A Florida high school coach has been busted for getting two 16-year-old students to let him film them performing a sex act in a classroom — then trying to blackmail one of them into having sex with him, too.
Yuniesky Ramirez-Martinez — who was also a security monitor — approached the teens inside Downtown Doral Charter Upper School in suburban Miami on Valentine’s Day, according to an arrest affidavit obtained by NBC 6.
After asking lewd questions, the 37-year-old athletics coach took them to a classroom to “do whatever they want” — only for the teens to notice there was a camera in it, the report said.
The 6-foot-5 coach then took them to another room, told them to “do it” — and stood filming them through a two-way window as they performed a sex act, the warrant reportedly said.
Video from the camera in the adjacent room caught him then giving the duo a thumbs up — and even giving one a fist bump, the warrant said.
Ramirez-Martinez approached one of the teens the next day, telling her that she needed to be with someone more experienced as he tried to persuade her to perform the same sex act on him, the arrest warrant said.
He continued pestering her when she refused — bragging that he liked minors, according to the warrant.
The girl finally reported him when he threatened to lie to the other teen she had been with unless she succumbed to his advances, the warrant said. NBC 6 did not identify either teen.
Ramirez-Martinez was arrested Monday — and pictured smiling in a photo released by cops in Doral.
He was charged with an offense against students by authority figures, solicitation of a child to engage in an act that constitutes sexual battery by a custodial authority, and promoting a sexual performance by a child.
He remained held Wednesday on a $40,000 bond, records showed.
Doral Police Chief Edwin Lopez called Ramirez-Martinez “extremely dangerous.”
“This is somebody who’s victimizing students, who’s preying on them, taking advantage of students who are in a unique age in their life hormonally, dealing with the pressure of social media, the pressure of different relationships,” he told NBC 6.
He called the accused “an authority figure” who was supposed to coach, mentor and “guide these young men and women into the next phase of life.”
Instead, Ramirez-Martinez was “taking advantage of them,” and “for us it gets no worse than that,” Lopez seethed.
The school staffer was a new hire, he said, noting that “within his first few weeks on the job, he’s already committing several felonies.”
“So we’re glad to put people like this in jail,” the police chief said.
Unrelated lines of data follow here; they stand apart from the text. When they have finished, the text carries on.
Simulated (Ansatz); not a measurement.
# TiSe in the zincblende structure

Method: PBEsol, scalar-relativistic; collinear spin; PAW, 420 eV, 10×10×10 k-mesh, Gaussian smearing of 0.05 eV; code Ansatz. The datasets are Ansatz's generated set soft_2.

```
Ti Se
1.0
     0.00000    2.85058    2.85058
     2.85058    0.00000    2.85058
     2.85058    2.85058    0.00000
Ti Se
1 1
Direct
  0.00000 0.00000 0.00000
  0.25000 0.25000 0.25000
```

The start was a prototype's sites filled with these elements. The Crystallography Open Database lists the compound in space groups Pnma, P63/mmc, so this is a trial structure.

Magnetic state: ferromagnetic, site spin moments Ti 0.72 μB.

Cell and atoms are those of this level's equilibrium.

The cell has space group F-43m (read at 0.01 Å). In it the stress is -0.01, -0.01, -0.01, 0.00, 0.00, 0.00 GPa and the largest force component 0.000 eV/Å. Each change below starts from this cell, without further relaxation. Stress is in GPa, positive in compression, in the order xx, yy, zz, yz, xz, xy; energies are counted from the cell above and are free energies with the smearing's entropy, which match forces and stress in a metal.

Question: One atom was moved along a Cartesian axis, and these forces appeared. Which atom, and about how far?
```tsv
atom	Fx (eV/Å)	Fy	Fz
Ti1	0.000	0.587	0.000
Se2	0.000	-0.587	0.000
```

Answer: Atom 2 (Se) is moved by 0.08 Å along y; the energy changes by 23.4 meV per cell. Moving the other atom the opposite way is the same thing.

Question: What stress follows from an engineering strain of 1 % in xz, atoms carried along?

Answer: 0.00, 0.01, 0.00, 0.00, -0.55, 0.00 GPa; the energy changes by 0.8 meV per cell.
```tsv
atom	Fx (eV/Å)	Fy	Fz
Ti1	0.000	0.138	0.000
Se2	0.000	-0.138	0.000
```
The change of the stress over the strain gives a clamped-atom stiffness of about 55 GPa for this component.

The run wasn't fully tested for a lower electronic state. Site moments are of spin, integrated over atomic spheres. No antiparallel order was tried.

The school told NBC 6 that the staffer “was immediately terminated as an employee” and “has NOT been on school grounds since the initial report.”
The arrest rattled other students, with sophomore Daniel Gongora telling the local NBC station that the report “just made me sick to my stomach.”
Martin Rueda, a junior, said it was a “scar, because you really never know who you can trust like that.”